May I implement the hashtable by a simple list?

john316 · February 25, 2022, 11:59am

This is the famous two sum question, LeetCode question #1
I rewrite one of the official solutions without “class Solution” and it works well

def twoSum2(nums, target):
    hashmap = {}
    for i in range(len(nums)):
        complement = target - nums[i]
        if complement in hashmap:
            return [i, hashmap[complement]]
        hashmap[nums[i]] = i

nums1 = [2,7,11,15]
target1 = 9
sol2 = twoSum2(nums1, target1)
print(sol2)

Output from PyCharm

[1,0]

I was able to implement the same idea via list rather than a dictionary (hashmap). It seems to me that the idea is the same and only the data structures are different. Will I be able to reach the same time/space complexity with a list rather than a dictionary (hashmap)?

def twoSum(nums, target):
    compl = []  # complement
    n = len(nums)
    for i in range(n):
        if nums[i] in compl:
            return i, compl.index(nums[i])
        compl += [target - nums[i]]  
    return False

nums = [2,7,11,15]
target = 9
print(twoSum(nums, target))

Output from Jupyter Notebook

(1,0)

cameron · February 25, 2022, 10:02pm

This is the famous two sum question, LeetCode question
#1
I rewrite one of the official solutions without “class Solution” and it works well

Good. I think it was remarked in another discussions that the “class
Solution” form is a Javaesque code structure which you do not need here.

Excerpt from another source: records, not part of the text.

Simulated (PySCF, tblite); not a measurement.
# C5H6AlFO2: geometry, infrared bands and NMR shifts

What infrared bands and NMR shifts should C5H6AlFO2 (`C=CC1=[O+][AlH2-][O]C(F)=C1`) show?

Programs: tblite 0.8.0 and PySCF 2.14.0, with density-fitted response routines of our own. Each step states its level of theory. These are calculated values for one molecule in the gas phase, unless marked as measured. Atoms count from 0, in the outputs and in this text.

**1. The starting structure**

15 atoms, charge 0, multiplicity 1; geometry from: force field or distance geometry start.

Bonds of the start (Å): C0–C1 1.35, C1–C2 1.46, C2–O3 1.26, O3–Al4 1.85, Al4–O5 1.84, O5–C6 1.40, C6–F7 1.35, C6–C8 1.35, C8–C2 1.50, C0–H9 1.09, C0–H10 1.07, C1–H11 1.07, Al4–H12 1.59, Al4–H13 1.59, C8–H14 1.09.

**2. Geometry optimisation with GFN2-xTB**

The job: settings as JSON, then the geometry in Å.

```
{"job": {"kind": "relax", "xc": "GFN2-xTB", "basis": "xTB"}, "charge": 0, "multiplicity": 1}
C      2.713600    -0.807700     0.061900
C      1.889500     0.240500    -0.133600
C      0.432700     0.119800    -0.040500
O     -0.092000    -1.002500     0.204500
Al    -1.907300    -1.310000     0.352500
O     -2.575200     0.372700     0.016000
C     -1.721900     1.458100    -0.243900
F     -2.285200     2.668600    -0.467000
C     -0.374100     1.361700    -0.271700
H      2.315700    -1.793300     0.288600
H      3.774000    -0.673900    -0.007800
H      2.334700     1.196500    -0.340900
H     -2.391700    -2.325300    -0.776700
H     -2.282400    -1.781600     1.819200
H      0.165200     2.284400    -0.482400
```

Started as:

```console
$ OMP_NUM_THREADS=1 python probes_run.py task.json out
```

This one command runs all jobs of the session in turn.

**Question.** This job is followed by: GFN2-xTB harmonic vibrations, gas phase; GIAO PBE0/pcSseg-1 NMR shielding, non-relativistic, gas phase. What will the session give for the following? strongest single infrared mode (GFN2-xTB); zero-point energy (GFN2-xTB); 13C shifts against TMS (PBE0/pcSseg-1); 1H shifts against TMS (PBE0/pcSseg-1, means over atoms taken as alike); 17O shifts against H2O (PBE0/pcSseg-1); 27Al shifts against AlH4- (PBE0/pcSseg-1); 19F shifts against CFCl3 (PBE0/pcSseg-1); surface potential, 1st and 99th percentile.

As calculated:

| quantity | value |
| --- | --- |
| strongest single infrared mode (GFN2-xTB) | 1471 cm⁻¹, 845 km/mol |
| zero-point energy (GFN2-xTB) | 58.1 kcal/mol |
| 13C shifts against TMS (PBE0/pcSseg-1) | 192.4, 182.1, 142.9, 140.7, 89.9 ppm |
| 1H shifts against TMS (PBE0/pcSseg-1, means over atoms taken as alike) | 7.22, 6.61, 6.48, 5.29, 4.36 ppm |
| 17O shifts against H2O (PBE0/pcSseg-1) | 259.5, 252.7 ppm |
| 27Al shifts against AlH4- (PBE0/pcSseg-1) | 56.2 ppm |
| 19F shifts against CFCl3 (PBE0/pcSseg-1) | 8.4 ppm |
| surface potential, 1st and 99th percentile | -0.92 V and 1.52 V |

Skipping to your list based implementation:

I was able to implement the same idea via list rather than a dictionary
(hashmap). It seems to me that the idea is the same and only the data
structures are different. Will I be able to reach the same time/space
complexity with a list rather than a dictionary (hashmap)?

In short, not simply. in your code:

def twoSum(nums, target):
    compl = []  # complement
    n = len(nums)
    for i in range(n):
        if nums[i] in compl:
            return i, compl.index(nums[i])
        compl += [target - nums[i]]
    return False

This test:

nums[i] in compl

has linear time (O(n)) with the length of the list compl, typically
requiring len(compl)/2 comparisons. When compl is a dictionary it
has constant time (O(1)).

This expression:

compl.index(nums[i])

is also linear time with the length of compl.

Because a dict uses a hash table to store values, lookup will be
constant time regardless of the size of the dict.

Starting point on the big O notation: Big O notation - Wikipedia

For small sizes of your nums list your two programmes will be similar
in performance, but the list based version will rapidly slow down if you
make nums quite long. Try each with 10 values, then again with 100
then 1000 and see the behaviour.

Cheers,
Cameron Simpson cs@cskk.id.au

john316 · February 26, 2022, 1:29am

Thank you Cameron. That’s exactly what I need. However, it’s a mystery and counterintuitive to me how a dictionary, with a hashmap structure could realize an O(1) search. Could you elaborate the mechanism or point me to any easy-to-understand posts?

If one can realize a O(1) search, do we need a O(log n) binary search? After all, any sequence can be converted into a dictionary and a dictionary search requires only O(1).

BowlOfRed · February 26, 2022, 1:59am

Creating the dictionary means visiting every element of the sequence and is therefore O(n). Assuming you have the list, it’s not worth it to look up one element. It might be worth if it you will be doing multiple searches.

cameron · February 26, 2022, 9:10am

He’s accessing it in a loop, so the accesses dominate over the
construction. - Cameron

cameron · February 26, 2022, 9:26am

Thank you Cameron. That’s exactly what I need. However, it’s a mystery
and counterintuitive to me how a dictionary, with a hashmap structure
could realize an O(1) search. Could you elaborate the mechanism or
point me to any easy-to-understand posts?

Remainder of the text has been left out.